VACAVILLE — One of Vacaville’s oldest homes will be featured on the Vacaville Museum’s Yuletide Traditions Holiday Home Tour.
The North Alamo Drive residence, neatly tucked behind tall trees, was built around 1864 for William and Mary Towson, some of the first fruit ranchers in the area.
The original building still stands, located behind but attached to what is now a 3,700-square-foot home. Current owners, Jim and Laura Kelly, still use the older portion of the home.
The lower floor features what was the original entry, a small kitchen and central room. The upstairs was one room. The two floors are connected by a very narrow, angled staircase. The original stone fireplace is still in place but its opening has long since been covered.
The Towson family grew to include nine sons and four daughters. Additions to the home were made over the years, including major work in 1910, the Kellys said.
A few years ago the Kellys, who moved in 10 years ago, remodeled the second kitchen, which was added in the mid-1940s. They had to get through four layers of linoleum to redo the floor.
The Kellys are the fourth owners of the home. They purchased it from the late Ray Willhart, who lived there for almost 45 years with his wife Jan Willhart. The Willharts also spent time remodeling the house they called Vagabond Ranch, according to his March obituary.
There have been several more remodels on the home, including the removal of a widow’s walk once the Kellys discovered the house didn’t qualify for historical designation because of the numerous changes.

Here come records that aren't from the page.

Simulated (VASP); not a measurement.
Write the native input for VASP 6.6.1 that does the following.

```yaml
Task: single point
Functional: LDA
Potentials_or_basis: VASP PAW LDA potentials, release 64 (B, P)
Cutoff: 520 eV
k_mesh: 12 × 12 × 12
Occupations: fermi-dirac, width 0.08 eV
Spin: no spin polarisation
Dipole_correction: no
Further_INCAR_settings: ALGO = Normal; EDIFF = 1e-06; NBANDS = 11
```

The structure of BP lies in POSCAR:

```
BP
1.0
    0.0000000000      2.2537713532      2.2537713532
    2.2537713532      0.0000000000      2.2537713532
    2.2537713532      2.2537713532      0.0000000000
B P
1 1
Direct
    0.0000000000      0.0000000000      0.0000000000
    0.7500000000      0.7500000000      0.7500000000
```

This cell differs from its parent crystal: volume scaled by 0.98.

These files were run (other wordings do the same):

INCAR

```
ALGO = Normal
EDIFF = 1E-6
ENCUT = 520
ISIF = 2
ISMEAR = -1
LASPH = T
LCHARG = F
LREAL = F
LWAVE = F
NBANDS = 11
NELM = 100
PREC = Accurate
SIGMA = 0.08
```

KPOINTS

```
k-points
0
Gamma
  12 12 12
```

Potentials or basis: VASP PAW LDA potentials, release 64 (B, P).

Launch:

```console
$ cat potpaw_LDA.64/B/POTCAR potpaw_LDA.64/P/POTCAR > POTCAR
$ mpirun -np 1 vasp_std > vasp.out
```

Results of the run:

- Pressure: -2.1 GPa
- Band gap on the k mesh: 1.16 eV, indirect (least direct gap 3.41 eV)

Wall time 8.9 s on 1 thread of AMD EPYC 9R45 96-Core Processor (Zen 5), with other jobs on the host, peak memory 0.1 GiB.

The couple has strived to keep the home true to its historic roots. Original leaded glass remains in the sitting room and dining room windows. Some early flooring can still be found in a closet in the dining area.
Many of the interior doors have been in the home for years. They are sensitive to the weather, Laura Kelly said, adding that in cooler temperatures they are harder to open and keep ajar.
The family spends most of its time on the lower level where the kitchen, dining room, sitting room, den, master bedroom and bathroom are located. The sitting room has picture windows nearly taking up one wall.
Other bedrooms are upstairs. One is still occupied by Madison Kelly, the couple’s 17-year-old daughter who is a senior at Vacaville Christian Schools. Son Matt Kelly, 20, is serving in the U.S. Air Force and stationed in Fairbanks, Alaska.
A third bedroom welcomes guests.
The “dormer” room, which includes part of the original home as well as the 1910 addition, includes a bed, sofa, TV and some bookcases.
“We use it for students or young girls who need to get their feet on the ground,” said Laura Kelly.
There’s one bathroom upstairs. It sits next to a small office.
Laura Kelly is frequently asked if she’s had any ghostly encounters in the historic dwelling. Quite the opposite.
“The house really has a great feel to it,” she said. “It’s so peaceful. It’s a little piece of heaven when you come in the driveway.”
Sitting on 1.5 acres, the property also includes a three-story water tower, the original outhouse and a circa-1950s greenhouse.
The Kellys have made some interesting finds over the years, including wagon wheels, old glass and a hidden fireplace.
Most of the interior work is done and the Kellys have been concentrating on the landscaping. Getting the grounds in shape was the impetus they needed to share their historic house with the community.